The Effect of an Interviewer's Career Length on a survey's the Non-Response Rate
64th ISI World Statistics Congress - Ottawa, Canada
Format: CPS Paper
Keywords: "response, interviewer's, non-reponserate, non-response
Session: CPS 38 - Survey statistics I
Tuesday 18 July 8:30 a.m. - 9:40 a.m. (Canada/Eastern)
When the non-response rate in a survey increases, the quality of the survey’s statistics becomes degraded due to the occurrence of a non-response bias. We can pre-suppose that the survey interviewer’s career length – as a measure of one’s experience in the field – is one of the determining factors that can lower the non-response rate. There are relatively few studies, however, on the relationship between an interviewer’s experience and the non-response rate.
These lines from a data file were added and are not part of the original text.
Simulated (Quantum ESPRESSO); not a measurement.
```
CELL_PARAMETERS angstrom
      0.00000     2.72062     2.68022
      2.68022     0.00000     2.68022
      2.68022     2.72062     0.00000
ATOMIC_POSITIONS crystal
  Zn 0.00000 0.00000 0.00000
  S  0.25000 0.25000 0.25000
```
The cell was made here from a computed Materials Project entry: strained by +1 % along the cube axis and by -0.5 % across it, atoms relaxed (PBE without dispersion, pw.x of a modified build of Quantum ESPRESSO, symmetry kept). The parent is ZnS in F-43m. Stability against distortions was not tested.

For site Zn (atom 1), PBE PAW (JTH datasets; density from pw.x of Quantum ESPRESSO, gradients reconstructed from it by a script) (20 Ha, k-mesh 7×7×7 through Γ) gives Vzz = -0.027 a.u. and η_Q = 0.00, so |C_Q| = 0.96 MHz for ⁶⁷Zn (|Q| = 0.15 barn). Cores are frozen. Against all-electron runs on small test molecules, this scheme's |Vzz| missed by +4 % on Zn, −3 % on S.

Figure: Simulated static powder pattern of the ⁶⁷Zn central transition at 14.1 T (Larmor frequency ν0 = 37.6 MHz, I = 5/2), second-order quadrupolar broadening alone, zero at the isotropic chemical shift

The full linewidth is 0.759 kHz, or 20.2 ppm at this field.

In this study, I divided a group of interviewers in charge of a particular survey in the Seoul metropolitan area into three groups based on how long they served as interviewers. I then investigated the non-response rate for an existing household survey group and a new household survey group. This took into consideration the sample replacement characteristics of the economically-active population survey in Seoul, South Korea. First of all, I confirmed whether there was a relationship between the interviewer's career length and the respondents' response status in the economically-active population survey. Subsequently, I analyzed whether there was a significant difference in the average non-response rate for each interviewer’s career length group among the existing survey group and the new survey group.
The statistical assumption review of the variance analysis and the results of confirming the p-value are as follows. First, when analyzing the non-response rate of the existing survey group by the interviewers’ career length, the average non-response rate was lower for the group with the most amount of experience. At a 95% significance level, however, it was not statistically significant that an interviewer’s longer length of service produced a lower non-response rate. Based on this information, we did not discover a meaningful relationship between the interviewer’s career length and non-response rates while allocating survey tasks to interviewers for an existing household survey group in progress.
When persuading the new survey group, however, we confirmed that the difference in the non-response rate according to the interviewer's career length was statistically significant at the 95% significance level. Through the post-hoc test, there was a significant difference in non-response rates between the group with less than three years of experience and the group with more than three years, but less than five years of experience. Through this study, we deduced that when trying to persuade new respondents to participate in a survey, it is possible to expect a positive effect on reducing the non-response rate by allocating work based on an interviewer’s length of service.